Charles Rosen, The Romantic Generation
It has become standard practice to present the 24 Preludes in recital as a totality, although this is something that the composer himself never did, nor apparently intended. Our musical age is an encyclopedic one, obsessed with completeness and authenticity. The archival study of the great masters has led to the elevation of juvenilia and marginalia to lofty heights. A self-respecting CD producer would never consider a comprehensive study of a particular work without presenting alternate endings, deleted passages, and source material along with the piece itself. As admirable as this anal drive may be, it has led to some controversial (and sometimes meretricious) new bottles for vintage wines. Although Chopin may have been inspired by The Well-Tempered Clavier and arranged the grouping in a natural order (following, unlike Bach, the circle of fifths), his vision for his tiny children was for independent lives. A couple of them have survived as encore pieces (especially the lovely and turbulent D-flat), but in today’s environment they have become, for better or worse, joined at their respective hips. These wondrous poems are neither didactic (it is easy to confuse them with his Etudes) nor programmatic (the appellation “raindrop” has, at various times, been applied to three different numbers). They are rather, as Rosen suggests, romantic fragments, frozen moments of time like the shockingly brief finale of the Sonata # 2.
The trick in modern performance is to make each of these little gems interesting within this artificial context. The harmonic cohesion may be present (although, unlike in Bach, there is little sense of beginning, middle and end), but there is a danger of epigrammatic overkill. It takes an artist with a very big palette to sustain our sense of wonderment, as Feltsman does in his recording. But live is a different matter: like a recitation contest in ancient Greece, this is a set to separate the poets from the boys.

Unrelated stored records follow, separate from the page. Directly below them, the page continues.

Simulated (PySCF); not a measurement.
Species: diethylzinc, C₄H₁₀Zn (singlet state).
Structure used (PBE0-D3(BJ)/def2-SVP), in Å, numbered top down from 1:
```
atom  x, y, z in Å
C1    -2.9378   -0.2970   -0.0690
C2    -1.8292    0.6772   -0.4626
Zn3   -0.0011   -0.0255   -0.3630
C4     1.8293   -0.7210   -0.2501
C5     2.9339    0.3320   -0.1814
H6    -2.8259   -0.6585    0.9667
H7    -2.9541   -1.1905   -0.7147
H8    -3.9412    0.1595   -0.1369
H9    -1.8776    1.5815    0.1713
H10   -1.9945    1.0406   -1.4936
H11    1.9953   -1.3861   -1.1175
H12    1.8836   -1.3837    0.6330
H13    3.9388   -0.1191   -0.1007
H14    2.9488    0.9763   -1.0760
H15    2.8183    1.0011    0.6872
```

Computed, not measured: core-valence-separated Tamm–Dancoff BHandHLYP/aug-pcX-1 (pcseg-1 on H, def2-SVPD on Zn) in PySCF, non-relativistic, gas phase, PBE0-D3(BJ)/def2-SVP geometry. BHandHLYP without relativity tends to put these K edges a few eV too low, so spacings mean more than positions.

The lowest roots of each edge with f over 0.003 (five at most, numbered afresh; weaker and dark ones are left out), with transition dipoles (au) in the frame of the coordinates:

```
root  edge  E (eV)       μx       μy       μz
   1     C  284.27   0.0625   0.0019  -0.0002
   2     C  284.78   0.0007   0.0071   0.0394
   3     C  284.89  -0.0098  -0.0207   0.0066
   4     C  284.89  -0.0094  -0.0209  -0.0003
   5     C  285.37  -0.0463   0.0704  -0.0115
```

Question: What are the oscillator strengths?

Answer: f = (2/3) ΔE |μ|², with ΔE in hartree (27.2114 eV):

Czech pianists are fortunate to have such a vast nationalistic repertoire at their disposal. Ivan Moravec has championed the works of Novak and Suk, Korte and Smetana over the years and last evening at Carnegie Hall began his recital with a moving essay by Leos Janacek on an incident similar to America’s Kent State which occurred in the composer’s native town of Brno (the program booklet compares this music to the Symphony # 11 of Shostakovich, although the mood couldn’t be more dissimilar). This pianist’s understatement allowed the poignancy of the piece to reach our ears undisturbed. The rest of the program, however, suffered from his penchant for the dispassionate and mechanical. A quintessentially romantic work such as the Chopin Ballade requires an interpreter willing to make the grand gesture and Mr. Moravec is not so inclined. Although all of the notes were there, much of the interpretive power was sadly lacking. In place of a standard, or even an idiosyncratic, rubato, this recitalist substituted long periods of silence at the oddest places, little rest stops apparently intended to allow us time for reflection. This approach seemed not profound but simply precious.
Moravec brought bags of technical competence to the Preludes. His performing method is impressive, employing intelligently rationed bodily movement and maximizing digital effort, saving significant downward thrusts for fortissimo emphasis. But in the end his style is too foursquare for such liberated music. There was little lyricism and no flamboyance in this reading and not much variation in touch, color or timbre. It could be argued that individual renditions of certain of the 24 were well crafted in a workmanlike sort of way, but the overall impression was one of slavish attention to detail subsuming all hints of exalted poetic insight. He might just as well have been performing the Gradus ad Parnassum (perhaps Moravec had confused this work with Chopin’s Etudes after all). As an objective journalist, I should point out that the audience seemed to enjoy this performance well enough; the format of the final piece gave them 23 opportunities to cough.